Weighing in with over seven million global subscribers in more than 200 countries and territories, DAZN have emerged as the undisputed heavy weight in the sports streaming space since its launch in July 2015. At first glance, the success of DAZN may be attributed wholly to their exclusive boxing rights with the likes of Matchroom and Golden Boy, or their domestic rights for La Liga, Serie A, and the Bundesliga in their respective nations. It could also be down to DAZN’s over-the-top (OTT) media service, which allows them to subvert the controls of more traditional television platforms, like satellite or cable. However, it was another major ingredient to DAZN’s continued ascendency that was the subject of enquiry at Burns Sheehan’s recent Data Event - Analytics Engineering: The Life Cycle.

In many ways, Analytics Engineering is to data analysis what DAZN has been to sports broadcasting, what rugby was to football, what Fabio Capello was to Ketchup. It has fundamentally rewritten the rules of engagement by negating the process of compiling insight reports and trend analysis, and by-extension, the utility of the likes of Excel and Looker. Analytics Engineering departs from the messy days of the maintenance of SQL files to now provide clean data sets to end users; these data sets are complete and ready for analysis. Through best practice Software Engineering, analytics codes are continually enhanced to better the information that is available to the business. But how does this relate to DAZN?

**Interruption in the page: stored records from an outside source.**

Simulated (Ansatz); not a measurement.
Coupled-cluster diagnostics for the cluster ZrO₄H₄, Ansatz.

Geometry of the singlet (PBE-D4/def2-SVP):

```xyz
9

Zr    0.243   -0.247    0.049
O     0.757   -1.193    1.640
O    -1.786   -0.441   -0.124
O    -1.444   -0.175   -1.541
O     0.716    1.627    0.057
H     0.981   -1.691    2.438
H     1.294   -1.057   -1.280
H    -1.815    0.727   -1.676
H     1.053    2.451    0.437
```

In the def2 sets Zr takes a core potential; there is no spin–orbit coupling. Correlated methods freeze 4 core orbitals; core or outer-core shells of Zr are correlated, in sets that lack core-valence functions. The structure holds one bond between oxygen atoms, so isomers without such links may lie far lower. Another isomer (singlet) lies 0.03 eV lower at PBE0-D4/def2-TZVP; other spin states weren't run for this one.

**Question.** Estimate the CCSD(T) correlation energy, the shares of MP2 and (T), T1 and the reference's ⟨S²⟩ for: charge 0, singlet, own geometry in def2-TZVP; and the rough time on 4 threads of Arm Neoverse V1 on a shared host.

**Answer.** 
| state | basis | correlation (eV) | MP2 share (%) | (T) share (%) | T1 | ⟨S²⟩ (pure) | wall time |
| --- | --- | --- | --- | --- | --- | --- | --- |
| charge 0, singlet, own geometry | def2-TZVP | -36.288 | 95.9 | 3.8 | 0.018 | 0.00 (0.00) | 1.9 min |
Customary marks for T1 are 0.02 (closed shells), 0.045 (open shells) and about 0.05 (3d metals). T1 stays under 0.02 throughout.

As Andrea Salvati of DAZN explained, DAZN deal with a lot of data, demanding transformation through pipelines that are built to scale and capable of dealing with different data sources. These disparate data sources present significant challenges towards achieving consistency. For the non-technologically inclined like me, without the work of Analytics Engineers, the achievement of consistency from different data sources is to DAZN what trophies are to Tottenham- historically elusive.

To navigate this impasse, Analytics Engineers ensure that data follows three steps before reaching the end user. Scheduled through Airflow, Data is extracted and loaded through Snowflake, transformed via DBT, and then either delivered visually through Tableau, or presented as a self-service analytics tool. This is done in accordance with the needs of business stakeholders and technical teams, meaning transformations are defined to not only ensure that more valuable conclusions can be drawn from this data, but also their business impacts can be gauged and measured.

To ensure that the end insights are readily available for both groups, DAZN construct a front-end enabling stakeholder to interact and test the logic through Streamlit and abstract the logic of transformations away from the main script to eradicate challenges in finding the logic for specific transformations.

In short, through Analytics Engineering, DAZN have been able to provide much needed clarity to the process of analysis, by cleansing what was once a messy assemblage of data sources to create a vital interactive business analytics tool. Evidently, DAZN’s success in recent times has been down to this innovative solution to catalyse the speed at which it is possible to draw valuable conclusions and inform their data-driven decisions.

Whilst I would certainly be categorised within the lowest percentile of technological literacy in the room, it is to the credit of Andrea that even I was able to understand how analytics engineering fits into DAZN’s M.O. I thoroughly enjoyed the event and hope everyone from DAZN did also. I now look forward to seeing what new areas emerge in the coming months and seeing just how far DAZN can go.